Open below site Re, the parting out next month of many early FORDS from the the HARTOG MUSEUM in Holland.
They "want to make the museum younger"? What the hell do they thing a museum is? I guess you have to play to your audience but I always thought that a museum should provide a link to the past. I suppose the good news is that some of these cars will finally get back out on the road in the hands of people who will use them.
When my wife and I visited the Schlumpf Museum in Mulhouse,
her reaction was 'no-one needs this many Bugattis.' (there are 123 of them, mostly Type 57)
I think something similar may apply here. And it could mean that another 10 Model Ts are actually used, rather than just sitting around.
"Parting out of early Fords from Worlds biggest collection"
You scared me there, Bob. I guess it's another example of our two countries' being separated by a common language. I take it that in Aussie English "parting out" means that the cars are being separated from the collection. Here in the US, "parting out" means that the cars would be disassembled and the parts sold separately. Same words, quite a different meaning.
Well maybe it can be a good thing by letting more individuals have the enjoyment of owning, driving, showing and maintaining and early car. If the museums had all the old cars there would be none for us to enjoy.
This brings up a point I have always felt about museum cars. How many of those cars were donated to the museum by some family. Even private museum collections get free donated cars. I see museums selling cars all the time. Lots of families see a donation of the car to a museum as a way to keep there Dads or Grandad's, or ??? legacy alive and preserved. Very far from the fact. They may keep the cars for awhile, but if not on active display, they usually over time are sold off. Even museums do not last, and go out of business, then everything is sold. I am not a fan of donating to a museum, make them pay for it. Then the family at least got something. The best choice, in my opinion, is to keep the car in the family if they are interested in the "legacy" of the car and owners. But that is not always practical. Legal and family disputes, and other reasons come into play. My second choice would be selling the car's to some collector who appreciates the history of the car, and will be a good owner to pass it on. Ill add one more rant and then go away, Here in Clinton Ark during the 70s and early 80s. there was a lady who had a very large museum. It was made up of lots of local items. Almost all of the local items were donated by local families. She ran the museum well for several years. A very nice place. Then in the late 80s when she was reaching retirement age and did not want to run the place anymore, she had a auction and sold everything. The families tried to get the items back before the auction, but since they had no contracts stating they still owned the items and were just on display, the court ruled the lady owned everything and could sell it. Now almost all our local history type of items are gone. Most museums I have dealt with will not take items unless they have control of the item.... Ill go away now ...
G'Day Mike --Thanks for the correction on the PARTING OUT terminology.
As i or probable most of the OS viewers have never really heard of this USA term till joining the forum site I thought i would use this wording as most viewers would be from the USA side.
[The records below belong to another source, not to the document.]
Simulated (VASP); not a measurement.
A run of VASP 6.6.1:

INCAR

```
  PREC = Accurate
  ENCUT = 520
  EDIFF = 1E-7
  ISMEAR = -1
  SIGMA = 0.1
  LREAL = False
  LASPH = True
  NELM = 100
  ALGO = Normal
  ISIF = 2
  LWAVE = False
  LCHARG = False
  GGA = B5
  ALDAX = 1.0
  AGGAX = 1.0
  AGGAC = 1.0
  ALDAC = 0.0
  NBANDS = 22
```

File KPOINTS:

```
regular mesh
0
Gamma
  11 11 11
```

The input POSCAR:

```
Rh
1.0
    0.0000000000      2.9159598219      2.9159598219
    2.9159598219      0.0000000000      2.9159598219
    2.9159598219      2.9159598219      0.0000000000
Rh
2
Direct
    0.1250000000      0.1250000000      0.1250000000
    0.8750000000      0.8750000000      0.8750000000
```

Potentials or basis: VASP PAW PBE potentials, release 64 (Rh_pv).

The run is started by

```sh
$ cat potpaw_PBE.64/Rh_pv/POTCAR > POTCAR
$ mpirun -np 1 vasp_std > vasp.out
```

If i had had use an AUSTRALIAN version of english like QUITTING i felt the would have been a bigger confusion.
'' BLESS US ALL''
was a recent article about this;
Thank you Bob T for passing along this information! Although I have never been to that part of the world, and likely will never have an opportunity to see that museum, I have heard and read of it many times. Even if it does not affect us directly, some of us do like to keep up on the hobby news and changes.
Differences in common language not withstanding. And no offense intended toward anyone.